ANGELES CITY – A retired Australian justice of the peace has sought help from the Australian embassy amid an arrest warrant issued against him last Thursday by the regional trial court here on charges of frustrated rape of a minor which he alleged was a mere extortion attempt by local policemen.
“I now seek from you a more positive intervention at a diplomatic level to have the charges against me dropped and the police who are involved in the setting up and operation of these extortion processes prosecuted,” Dr. Steven Soul, 58, said in his letter to Ambassador Rod Smith.
This, amid reports that several women whose underage children were allegedly being used by some policemen to frame up foreigners for extortion have reportedly volunteered to be under the government’s witness protection program.

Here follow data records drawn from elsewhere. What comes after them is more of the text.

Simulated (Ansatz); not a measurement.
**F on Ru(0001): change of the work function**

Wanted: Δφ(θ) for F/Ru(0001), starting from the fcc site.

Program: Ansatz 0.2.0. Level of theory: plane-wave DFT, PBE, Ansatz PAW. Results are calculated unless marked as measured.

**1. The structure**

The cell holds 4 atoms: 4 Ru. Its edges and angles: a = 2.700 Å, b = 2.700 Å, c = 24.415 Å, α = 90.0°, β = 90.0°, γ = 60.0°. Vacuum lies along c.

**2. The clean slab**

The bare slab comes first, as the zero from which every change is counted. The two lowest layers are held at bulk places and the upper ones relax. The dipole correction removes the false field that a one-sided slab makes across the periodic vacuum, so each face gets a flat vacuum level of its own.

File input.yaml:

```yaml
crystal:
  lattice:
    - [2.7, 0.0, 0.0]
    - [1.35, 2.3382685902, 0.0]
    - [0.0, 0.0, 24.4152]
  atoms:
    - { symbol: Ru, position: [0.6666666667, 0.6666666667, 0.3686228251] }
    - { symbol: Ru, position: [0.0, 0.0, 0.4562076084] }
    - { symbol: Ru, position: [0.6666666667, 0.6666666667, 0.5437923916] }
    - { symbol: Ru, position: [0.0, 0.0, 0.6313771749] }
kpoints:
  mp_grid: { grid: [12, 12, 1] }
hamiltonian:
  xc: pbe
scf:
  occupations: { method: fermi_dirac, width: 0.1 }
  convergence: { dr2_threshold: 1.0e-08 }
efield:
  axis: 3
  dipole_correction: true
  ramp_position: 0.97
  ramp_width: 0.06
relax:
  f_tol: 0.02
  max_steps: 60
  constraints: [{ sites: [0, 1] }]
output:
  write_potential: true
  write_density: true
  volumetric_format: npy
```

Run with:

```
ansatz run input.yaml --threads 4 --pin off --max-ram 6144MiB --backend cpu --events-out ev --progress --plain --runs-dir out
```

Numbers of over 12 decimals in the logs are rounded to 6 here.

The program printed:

“They no longer want to use their minor children to entrap foreigners for extortion. They are supposed to be under the care of the National Bureau of Investigation (NBI) at the Clark Freeport to which they issued a statement implicating some local policemen in extortion activities against foreigners,” said a local politician who asked not to be named.
Soul said a man had submitted to the Australian embassy in Manila some documents substantiating his claim that he was a victim of a frame-up and an extortion attempt.
The STAR source lamented that the NBI has not acted on the allegations against local policemen since the witnesses sought government protection over a month ago.
Soul’s case stemmed from an incident at his apartment in Barangay Malabanias here last Aug. 13 when his former girlfriend arrived with two underage girls unknown to him.
In a report later, police said a team from the provincial investigation and detection office was alerted by the girls’ parents who supposedly got text messages seeking help and identifying Soul’s address.
Police said they allegedly caught Soul and another Australian in the act of attempting to molest one of the girls.
But Soul said he was merely framed up and denied even touching either his former girlfriend or any of the two minors.
Soul said he was detained at a police station where a certain Ranger asked him to shell out P500,000 to settle the case with the girl’s family out of court.
He later relented to pay a reduced sum of P300,000 and arranged with a friend to secretly take video footages of the payoff, but NBI agents allegedly monitored his phone calls and tipped off the police.
The deal, according to Soul, was called off and he was charged in court. He later posted P100,000 bail and left for Australia for fear for his life after subsequent developments supposedly confirmed the involvement of ranking police officers in the alleged frame-up.
In his letter to the Australian embassy, Soul said, “I believe that your consular officers, and pretty much every other person of note in Angeles, have been aware of the existence and operations of these syndicates and the effect from time to time on Australian expats and tourists.”
An official of the Australian embassy, according to Soul, met recently with Justice Secretary Raul Gonzalez to seek help on his case.
Soul lamented the issuance of the arrest warrant against him, alleging that when he posted P100,000 bail, somebody from the prosecutor’s office asked for an additional P10,000.
“I cannot go back to the Philippines so the warrant does not really worry me and I suspect that the police within this syndicate will have a hard time finding me and killing me in Australia but it is important that others are not subjected to this sort of extortion…,” he said.